I am Bernard Solomon but I have gone by many names. Buddi, Beryl bar Moishe, Pap and my favorite – daddy. I was born April 29th, 1955, won a football state championship with the Mt. Carmel Tornadoes in 1972, I watched my birds win Superbowl 52 and left this earth August 12, 2024.
69 years passed swiftly. My daughters (Rebecca Stott, Katie Solomon, Heather Goodno, JoAnna Solomon, Moisha), my grandchildren (Garrett Goodno, Gabrielle Goodno, Jackson Page, Emma Page, Grace Page, Skylar Werley, Savannah Werley) , my sons-in-law (Wyman Goodno, Brad Werley, Ian Kiesel, Michael Page), my wife (Linda Solomon) – who I knew had all of the answers, I love you.

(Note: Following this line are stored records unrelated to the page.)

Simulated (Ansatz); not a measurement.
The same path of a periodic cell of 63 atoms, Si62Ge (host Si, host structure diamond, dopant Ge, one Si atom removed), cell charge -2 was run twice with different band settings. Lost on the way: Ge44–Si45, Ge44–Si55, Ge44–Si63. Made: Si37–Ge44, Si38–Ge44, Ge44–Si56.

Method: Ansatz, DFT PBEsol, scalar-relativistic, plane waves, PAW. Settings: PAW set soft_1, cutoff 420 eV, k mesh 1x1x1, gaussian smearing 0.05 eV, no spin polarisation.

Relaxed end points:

I have always been much better with written words so to you, through my daughter – I leave this for you.
To the love of my life Linda, you are my strength and my heart. You never gave up on me, even at the end. I need you to know you are everything I need and more. You are the light that leads me through the darkness and my constant. Our love is loud and often woven with forgiveness, and it was ours – for a time. You can find me in every cup of coffee and in every sunset on the shore, until we meet again. אני לדודי ודודי לי
To my oldest daughter Becca, I hope I left you with the best parts of me, Chuck. Out of all of my children, you hold the cadence both in story and with your sisters. They have always looked to you for guidance. Keep them pointed north, pour ‘em strong and know daughter, that I am beyond proud of who you are and how you lead. I will find you when you need me, all you need to do is ask.
Katie, I adored you from the moment I laid eyes on you. You have a quiet strength, a level head and are the steadiest of all my girls. The moment you entered the world, my life had new meaning. My first deepest, truest love. I rarely had the words to say but know I am, and always have been so proud of who you are and who you’ve become. My shining star.
To Heather, Heady – My love for you grew as the bite marks began to heal.
You are the best parts of your mother, and I like to think I left my mark, too. I hope you now know, how proud I am of you. I made my rounds of phone calls to family about your new achievement and felt like a young father again. Thank you. I’d say I’m sorry that the flowers got there too late, but I think they arrived right on time. My last gift before parting, left for the child that brought me laughter and warmth, always.
My baby, JoAnna. I am yours and you are mine, cut from the same cloth. I delivered you and shared every birthday with you since. I taught you tradition and encouraged you to think for yourself and to challenge your beliefs. I dug you out more than a few times, now I ask the same of you. Heal your heart, leave nothing unsaid and every now and then, look for me in the water.
To my mom, Roz Solomon, my sister, Sheri Thomas, and my brother, Herb Solomon, I am sorry to leave you like this. The memories are countless, I love you to the ends of the earth. For the love of G-d, please encourage Leah (Solomon) to keep the bagel slicers away from Sean (Thomas). I think she’s the only on that can reach him.
Julie Meadows, it is my profound privilege to watch you flourish. You are strong, capable, intuitive and kind. Don’t ever change.
And, of course, let’s not forget my lifelong friend, Barry Kretchmer, and those over the years who’ve reeled in more memories with me than fish.
Ed (Solomon), my brother - roll one up. I’m on my way.
To all of you, remember - first you get a cow, there ain’t no cauliflower until next Tuesday, be sure to cleanse in the holy water before the 4th nun and you- with certainty, can Mcfilliano a Boscovitch.
No one likes us, we don’t care.
I ain't making no excuses for all the things I uses
Just to sweeten my relationships and brighten up my day
But when my earthly reign is over and they lay me ‘neath the clover
And they ask me how my life has been, I guess I'll have to say
I was stoned and I missed it
I was stoned and it passed me by
A graveside service for Bernard will be held Friday, August 16, 2024 from 10:00 AM to 10:30 AM at External Service Location, St. Lucie County, Fort Pierce, FL 34946.